Jim Hartman, of Columbia, voted for former Florida Gov. Jeb Bush, even though he wasn’t optimistic about his chances.

“I look at his experience and track record and I think he can better fix complicated issues like illegal immigration,” Hartman told TheBlaze. “It’s an uphill climb for him. He’s not vicious and he can’t attack the way Trump can.”

Mark Humphreyville, of Aiken, South Carolina, voted for based on the track record of Cruz. He also feels better about Cruz nominating Supreme Court justices.

“He’ll protect the Second Amendment,” Humphreyville  told TheBlaze. “He’s the candidate I trust to replace [Antonin] Scalia with a conservative.

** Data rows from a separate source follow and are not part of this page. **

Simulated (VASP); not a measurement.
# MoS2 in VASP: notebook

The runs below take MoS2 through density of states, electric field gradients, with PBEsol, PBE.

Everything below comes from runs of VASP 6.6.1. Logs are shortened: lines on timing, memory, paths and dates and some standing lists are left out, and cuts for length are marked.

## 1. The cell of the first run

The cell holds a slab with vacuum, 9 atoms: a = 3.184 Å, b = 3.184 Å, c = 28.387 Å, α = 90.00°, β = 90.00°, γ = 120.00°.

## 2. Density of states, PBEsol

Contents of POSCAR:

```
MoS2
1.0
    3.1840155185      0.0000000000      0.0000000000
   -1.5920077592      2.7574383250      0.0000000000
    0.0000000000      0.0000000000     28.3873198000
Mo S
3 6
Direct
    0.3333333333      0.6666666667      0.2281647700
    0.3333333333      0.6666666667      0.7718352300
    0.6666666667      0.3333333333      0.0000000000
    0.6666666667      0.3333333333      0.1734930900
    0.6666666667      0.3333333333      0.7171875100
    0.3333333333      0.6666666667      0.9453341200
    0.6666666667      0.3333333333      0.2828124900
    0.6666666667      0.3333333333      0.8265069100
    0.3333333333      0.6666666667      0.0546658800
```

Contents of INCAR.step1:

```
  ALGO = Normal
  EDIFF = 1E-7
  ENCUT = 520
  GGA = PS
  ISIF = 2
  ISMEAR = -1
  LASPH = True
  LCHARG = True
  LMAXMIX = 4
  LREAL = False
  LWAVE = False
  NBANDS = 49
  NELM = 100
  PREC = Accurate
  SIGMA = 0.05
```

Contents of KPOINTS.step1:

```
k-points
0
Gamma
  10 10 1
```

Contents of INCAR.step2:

Andy Kurtz voted in Greenville earlier in the day but was in Columbia later during primary day. He said he voted for Ohio Gov. John Kasich.

“John Kasich is the most logical and reasonable candidate running,” Kurtz told TheBlaze. “He’s a middle of the road moderate who can get things done. I hope he has a chance here. It’s an uphill battle, but we need someone who isn’t polarizing.”

Tom Johnson, of Columbia, insisted that Trump is just the candidate the country needs.

“We need change. We need the government to be run like a business,” Johnson told TheBlaze. “He’s a man of action. Rubio and Cruz are my age. They don’t have much experience, and what experience they have is in politics not business. Trump’s personality takes some getting used to, but he’s what we need now.”